Due to the financial and economic downturn, the standards to qualify are more difficult, while at the same time more consumers have seen their credit scores decrease due to financial troubles. The typical online mortgage lenders cater to consumers with high credit scores. Consumers who fall below these top-tier standards are often disqualified from their programs. This is where the face-to-face expertise provided by a field loan originator is essential to the success of these consumers qualifying and achieving their goal of homeownership.

We at Primary Residential Mortgage, Inc. take great pride in helping each of our clients through the home loan process. We know that together we have a compounding effect on the economy–both locally and nationally–as we stimulate homeownership in our country, provide financing, and increase GDP. Even tighter credit standards coupled with the effects of the Great Recession that have made it more difficult for borrowers to obtain a home loan, our field loan originators remain passionate about the contributions they bring and have a great sense of pride from helping families in America.

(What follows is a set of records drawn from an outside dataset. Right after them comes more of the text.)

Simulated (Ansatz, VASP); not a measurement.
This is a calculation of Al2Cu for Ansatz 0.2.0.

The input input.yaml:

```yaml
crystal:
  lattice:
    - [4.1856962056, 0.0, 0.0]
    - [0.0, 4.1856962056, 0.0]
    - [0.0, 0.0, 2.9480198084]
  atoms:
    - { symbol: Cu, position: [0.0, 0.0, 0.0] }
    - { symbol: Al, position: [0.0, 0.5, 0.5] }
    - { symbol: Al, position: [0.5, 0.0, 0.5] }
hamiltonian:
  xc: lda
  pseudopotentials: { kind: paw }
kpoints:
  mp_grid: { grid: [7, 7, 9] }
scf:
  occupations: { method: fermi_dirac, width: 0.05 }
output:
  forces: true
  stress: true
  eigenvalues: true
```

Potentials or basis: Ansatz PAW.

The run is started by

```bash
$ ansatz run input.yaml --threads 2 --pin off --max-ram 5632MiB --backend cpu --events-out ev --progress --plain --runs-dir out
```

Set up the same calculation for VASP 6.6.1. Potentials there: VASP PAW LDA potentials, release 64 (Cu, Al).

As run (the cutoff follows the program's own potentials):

These are amazing contributions–both to our clients and to our economy–that make the field loan originator a hero in their local communities. I’m excited to lead a company like Primary Residential Mortgage, Inc. that helps field loan originators achieve these great heights.

Primary Residential Mortgage, Inc. Joins Forces with West Point Community Council

Even though Primary Residential Mortgage, Inc. is a nationally known mortgage lender, we believe strongly in the responsibility we have as stewards for our local community. We continually encourage our employees and Branch Partners to give back to their local communities through fundraising, service projects, and working with local outreach organizations.

To that end, Primary Residential Mortgage, Inc. has started working with the West Point Community Council in Salt Lake City, Utah. Our new/future corporate headquarters is located within the vicinity of this local Community Council and we are excited to serve to our local community.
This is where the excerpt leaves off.